The past week and a bit at karate has been interesting. It started two Fridays ago, when I was strangely the only student in class. (Maybe it was spring break? Or people were just lazy? Who knows.) After I warmed up, sensei had me start working intensively on Empi, my latest kata. I had to learned Empi before, way back in high school, but it was probably one of the later kata I learned, because I only vaguely remembered it. Anyway, at this point, I was past the relearning/remembering stage, and into the part that sensei refers to as, “Now you know it, so now we can fix it.”

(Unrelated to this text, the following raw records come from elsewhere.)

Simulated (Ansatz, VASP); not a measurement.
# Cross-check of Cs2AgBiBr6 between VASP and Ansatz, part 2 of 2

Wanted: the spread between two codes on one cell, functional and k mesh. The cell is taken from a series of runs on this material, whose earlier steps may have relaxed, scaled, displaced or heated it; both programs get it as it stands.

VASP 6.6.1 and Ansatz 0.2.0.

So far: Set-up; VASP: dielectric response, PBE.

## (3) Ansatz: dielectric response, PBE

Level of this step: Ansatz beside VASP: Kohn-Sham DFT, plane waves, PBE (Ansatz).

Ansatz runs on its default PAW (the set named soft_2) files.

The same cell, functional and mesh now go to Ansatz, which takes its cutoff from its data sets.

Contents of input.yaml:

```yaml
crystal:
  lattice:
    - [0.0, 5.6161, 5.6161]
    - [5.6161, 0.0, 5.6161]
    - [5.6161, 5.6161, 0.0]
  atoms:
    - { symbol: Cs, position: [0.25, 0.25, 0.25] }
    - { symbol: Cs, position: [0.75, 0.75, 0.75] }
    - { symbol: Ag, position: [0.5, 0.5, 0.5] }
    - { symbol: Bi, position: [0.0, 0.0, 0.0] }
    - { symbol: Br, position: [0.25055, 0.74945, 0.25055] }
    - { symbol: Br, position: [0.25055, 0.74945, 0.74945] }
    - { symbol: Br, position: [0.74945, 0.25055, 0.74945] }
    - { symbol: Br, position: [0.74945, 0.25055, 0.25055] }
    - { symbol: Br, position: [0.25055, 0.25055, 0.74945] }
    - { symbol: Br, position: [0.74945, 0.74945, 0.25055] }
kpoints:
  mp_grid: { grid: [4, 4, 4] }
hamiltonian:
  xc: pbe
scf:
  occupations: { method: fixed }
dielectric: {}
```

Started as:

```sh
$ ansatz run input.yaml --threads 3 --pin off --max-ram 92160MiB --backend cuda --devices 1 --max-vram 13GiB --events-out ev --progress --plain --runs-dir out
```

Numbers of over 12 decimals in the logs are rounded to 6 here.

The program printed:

I like Empi, I really do. It’s a fun kata, a pretty one, with lots of low stances and interesting implied wrist bends. Of course, all those low stances do get a little tiring, but I felt like I was getting better. The only bad part is the jump near the end of the kata. Now, I’m the first to admit that I am not a big flying and jumping technique person. I like to have at least one foot on the ground, thank you very much. I’ll throw kicks as high as you might like, but I don’t want to have to jump to do it. So I cannot even begin to count the number of times in the past month or so that I have heard the phrase, “Pick your knees up!” It’s easier said than done, I assure you. But it’s pretty much the only part of the kata I felt like I was having to learn how to do from scratch, so I figured I’d get better.
Then came the end of class, when sensei suddenly declared in the last ten minutes that he was going to start teaching me a new kata, from a different style. And it is indeed very cool, and probably more suited to the way I naturally move, and I like it, but my excitement about it is somewhat tainted by the suspicion that he decided to teach it to me because he became convinced that I would never be able to do the jump in Empi correctly and we should just give up.
Another strange thing about this new kata is that neither the kata nor the style appear to be mentioned with any kind of regularity on all the internet, so I don’t even have a way to confirm the name of the kata or what it’s supposed to look like. As far as I can tell, transliterating from Arabic-accented Anglicized Japanese, the kata is called Sinchin (which does not conform to Japanese pronunciation rules, but I’m also told that it is definitely not Sanshin, because that’s a different kata altogether), and the style is Shiteryu.
[...] 18, 2008 by Dana I mentioned last week that my sensei has started teaching me a new kata from a different style, but that it was very hard [...]
There is a kata called Sinchin.
My instructor brought it back with him from the Philippines in 1970. He studied under a Filipino named Conrado Liwanag at Clark Air Base.
To this day, I have seen it no where else other than our DoJo in Brewer, Maine.
By the way, we also have practice the form Seienchin, which is competely different than Sinchin.